Coalition Plans 'Rolling Start' for a War in Iraq

CAMP DOHA, Kuwait -- The U.S.-led coalition that is preparing to topple Saddam Hussein's government is planning for a complex invasion of Iraq to begin even as allied troops are still arriving in the region, senior commanders say.

With three dozen ships carrying heavy tanks and equipment for the Army's Fourth Infantry Division waiting off the coast of Turkey because of a political standoff, the military is scrambling to put together a backup plan for the northern front of a war with Iraq.

In Kuwait, only a portion of the 101st Airborne Division's forces is ready to be sent into combat. If the invasion begins next week, the 101st would take part, but the division's major combat punch would come soon after.

"We recognized from the very beginning that we're going to be fighting and building up combat power at about the same time," said Lieutenant General William Wallace, the V Corps commander who would lead the Army's attack.

But there are military experts -- including experienced commanders -- who are worried by this plan, which has come to be called a "rolling start" to the impending war.

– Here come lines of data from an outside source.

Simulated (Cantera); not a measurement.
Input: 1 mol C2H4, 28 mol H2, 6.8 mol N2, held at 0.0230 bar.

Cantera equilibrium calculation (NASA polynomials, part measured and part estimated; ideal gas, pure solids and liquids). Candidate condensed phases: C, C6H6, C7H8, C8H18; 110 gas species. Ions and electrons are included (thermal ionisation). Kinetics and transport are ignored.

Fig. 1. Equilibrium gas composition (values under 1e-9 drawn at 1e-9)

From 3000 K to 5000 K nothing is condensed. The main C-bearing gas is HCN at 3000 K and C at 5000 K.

Assuming that no peaceful resolution is found to the confrontation with Iraq, the concept of the rolling start gives the coalition's commanders the option of starting at any time. As diplomacy delays military action, the coalition can continue to assemble a more threatening force.

Nevertheless, its adoption marks a sharp departure from the doctrine articulated by Secretary of State Colin Powell. During the Persian Gulf war of 1991, under his leadership, the military took six months to assemble an overwhelming force, which only stormed into Kuwait after a massive troop and logistical buildup was completed and allied warplanes carried out a 39-day bombardment of Iraq and its army of occupation.

The staggered arrival stems partly from the limited capacity of Kuwait's ports, but it also appears to reflect Defense Secretary Donald Rumsfeld's view that large, heavy ground forces are not always needed. This time, the U.S. military is trying to get more firepower from fewer troops, supported with a heavy air campaign. The Iraqi Army is also much smaller and less capable than 12 years ago.

"When I look at the enemy, when I look at the terrain over which he's arrayed, I think we have adequate forces to do the job," Wallace said. "There seems to me to be perhaps a more coherent joint fight this time with the air, naval and certainly a very pronounced Marine presence."

Some former American commanders from the 1991 conflict, however, say the United States could keep risks to its troops to a minimum if it had more forces on hand.

"The key to success is rapid victory on the ground, and bringing stability as quickly as you can," a former senior officer who commanded land forces during the Gulf War said. "Based on what I know about the forces in the region, or flowing in, I am concerned they don't have enough to give high assurance they can do this quickly. If we did it so well last time, using the Powell doctrine, why would you do anything less than that now? Why take that risk?"